Request for feedback on API design

Mon Dec 13 15:19:27 EST 2010

Steven D'Aprano <steve+comp.lang.python at pearwood.info> writes:

> I am soliciting feedback regarding the API of my statistics module:
>
> http://code.google.com/p/pycalcstats/
>
>
> Specifically the following couple of issues:
>
> (1) Multivariate statistics such as covariance have two obvious APIs:
>
>     A pass the X and Y values as two separate iterable arguments, e.g.: 
>       cov([1, 2, 3], [4, 5, 6])
>
>     B pass the X and Y values as a single iterable of tuples, e.g.:
>       cov([(1, 4), (2, 5), (3, 6)]
>
> I currently support both APIs. Do people prefer one, or the other, or 
> both? If there is a clear preference for one over the other, I may drop 
> support for the other.
>

I don't have an informed opinion on this.
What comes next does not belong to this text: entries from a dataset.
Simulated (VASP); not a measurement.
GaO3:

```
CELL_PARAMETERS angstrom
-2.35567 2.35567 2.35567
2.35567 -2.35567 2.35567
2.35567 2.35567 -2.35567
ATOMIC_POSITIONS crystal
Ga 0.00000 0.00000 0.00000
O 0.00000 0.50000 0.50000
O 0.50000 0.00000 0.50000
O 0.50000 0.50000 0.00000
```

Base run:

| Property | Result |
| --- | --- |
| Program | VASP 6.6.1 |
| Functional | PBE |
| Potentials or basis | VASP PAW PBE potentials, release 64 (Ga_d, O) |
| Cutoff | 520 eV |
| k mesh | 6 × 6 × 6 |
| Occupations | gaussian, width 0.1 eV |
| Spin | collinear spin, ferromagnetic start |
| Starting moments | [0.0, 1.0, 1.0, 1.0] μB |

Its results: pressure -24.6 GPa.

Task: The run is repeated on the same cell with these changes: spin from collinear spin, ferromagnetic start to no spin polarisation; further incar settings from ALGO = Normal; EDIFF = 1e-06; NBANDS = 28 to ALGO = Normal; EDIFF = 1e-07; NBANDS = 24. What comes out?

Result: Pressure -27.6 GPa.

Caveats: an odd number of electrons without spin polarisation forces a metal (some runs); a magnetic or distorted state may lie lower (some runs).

> (2) Statistics text books often give formulae in terms of sums and 
> differences such as
>
> Sxx = n*Σ(x**2) - (Σx)**2

Interestingly, your Sxx is closely related to the variance:

if x is a list of n numbers then

    Sxx == (n**2)*var(x)

And more generally if x and y have the same length n, then Sxy (*) is
related to the covariance

    Sxy == (n**2)*cov(x, y)

So if you have a variance and covariance function, it would be redundant
to include Sxx and Sxy.  Another argument against including Sxx & co is
that their definition is not universally agreed upon.  For example, I
have seen

    Sxx = Σ(x**2) - (Σx)**2/n

HTH

-- 
Arnaud

(*) Here I take Sxy to be  n*Σ(xy) - (Σx)(Σy), generalising from your
definition of Sxx.